The one common strain throughout all socialist thought of every kind was that the "collective," an abstraction created by human beings for human beings, has rights that actual human beings created by God do not have.  (Keep in mind, of course, that a "collective," like any other social institution, is not a human person created by God, but an "artifact" created by human beings.  To emphasize this difference, one should recognize that all institutions are not natural persons.  They are "social tools" that in a just society should promote the freedom, power, and development of every child, woman, and man.)  Inevitably the one right that all socialism focused on was private property — the chief support of both life and liberty.

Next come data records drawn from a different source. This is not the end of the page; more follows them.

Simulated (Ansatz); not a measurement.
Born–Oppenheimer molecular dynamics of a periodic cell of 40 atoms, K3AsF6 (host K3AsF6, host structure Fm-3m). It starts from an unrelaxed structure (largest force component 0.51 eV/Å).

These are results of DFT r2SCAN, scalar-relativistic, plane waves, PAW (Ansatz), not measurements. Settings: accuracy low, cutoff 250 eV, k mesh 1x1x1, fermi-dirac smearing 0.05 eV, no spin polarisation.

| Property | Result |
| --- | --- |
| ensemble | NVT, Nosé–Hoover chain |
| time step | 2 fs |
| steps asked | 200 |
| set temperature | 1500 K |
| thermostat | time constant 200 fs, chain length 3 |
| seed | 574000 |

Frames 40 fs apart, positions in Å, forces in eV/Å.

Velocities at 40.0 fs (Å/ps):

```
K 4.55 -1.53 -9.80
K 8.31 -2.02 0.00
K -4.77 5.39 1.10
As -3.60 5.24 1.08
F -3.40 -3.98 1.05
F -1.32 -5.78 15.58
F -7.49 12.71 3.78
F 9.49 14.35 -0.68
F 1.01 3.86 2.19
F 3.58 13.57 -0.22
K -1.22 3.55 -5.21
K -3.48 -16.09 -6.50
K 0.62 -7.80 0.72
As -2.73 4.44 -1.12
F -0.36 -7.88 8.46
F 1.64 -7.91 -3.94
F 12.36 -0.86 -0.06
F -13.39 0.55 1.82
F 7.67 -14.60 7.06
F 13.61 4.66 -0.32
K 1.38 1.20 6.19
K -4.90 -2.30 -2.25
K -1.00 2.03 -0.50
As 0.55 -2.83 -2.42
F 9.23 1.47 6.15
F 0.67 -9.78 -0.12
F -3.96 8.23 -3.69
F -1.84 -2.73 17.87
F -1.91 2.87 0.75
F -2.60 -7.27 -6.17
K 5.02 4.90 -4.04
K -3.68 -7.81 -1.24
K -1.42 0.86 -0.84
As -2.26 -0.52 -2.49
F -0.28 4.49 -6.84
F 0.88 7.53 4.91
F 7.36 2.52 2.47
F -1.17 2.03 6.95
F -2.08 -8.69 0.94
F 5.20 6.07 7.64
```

Not that the idea of Christian or religious socialism was really anything new.  During the Middle Ages the Franciscan “Spirituals” who evolved into the “Fraticelli” did a little editing of the natural law as well as of the Rule established by their founder, Saint Francis of Assisi.  They decided that private property was not a natural right, but a manmade invention.
Chesterton was not a socialist, democratic or otherwise.
G.K. Chesterton addressed this in the book on Il Poverello (“the Little Poor Man”) he wrote in 1923 soon after his own conversion to Catholicism in 1922.  This suggests that Chesterton, in common with Newman and other noted converts from the Church of England, might have felt himself forced to “swim the Tiber” by the institutionalization of socialism, modernism, and New Age influence in the Church of England.  As he wrote, after noting that a Franciscan friar was as free as anyone else to decide not to own anything as a personal choice,
Nobody . . . proposed to interfere with his negation of private property.  But some Franciscans, invoking the authority of Francis on their side, went further than this and further I think than anybody else has ever gone.  They proposed to abolish not only private property but property.  (G.K. Chesterton, Saint Francis of Assisi.  London: Saint Francis of Assisi, London: Hodder and Stoughton, Ltd., 1923, 173.)
Closer to modern times, the experience of “the Diggers” in 1649 illustrates the lengths to which some people were prepared to go in an effort to realize their new visions of a society in which private property was abolished and everyone’s material needs were met.  Possibly the original democratic socialists, the Diggers (a pejorative term for “True Levelers”) seized some unoccupied commons in the name of “the People.”
Gerrard Winstanley
The idea was that the group would raise crops and distribute the food free to the poor.  After struggling along for a year (during which time it does not appear to be recorded that they actually distributed any food to the poor or anyone else), they were driven off by threats and violence from the villagers they had dispossessed and legal action by the local landlords.
The only lasting results of the experiment were a few pamphlets by Gerrard Winstanley (1609-1676), a businessman who blamed his financial ruin on the crass materialism and greed of ungodly worldlings, especially lawyers and the clergy.  Taking refuge in religious mysticism, Winstanley based his philosophy on faith alone and declared, “Jesus Christ is the head Leveler.”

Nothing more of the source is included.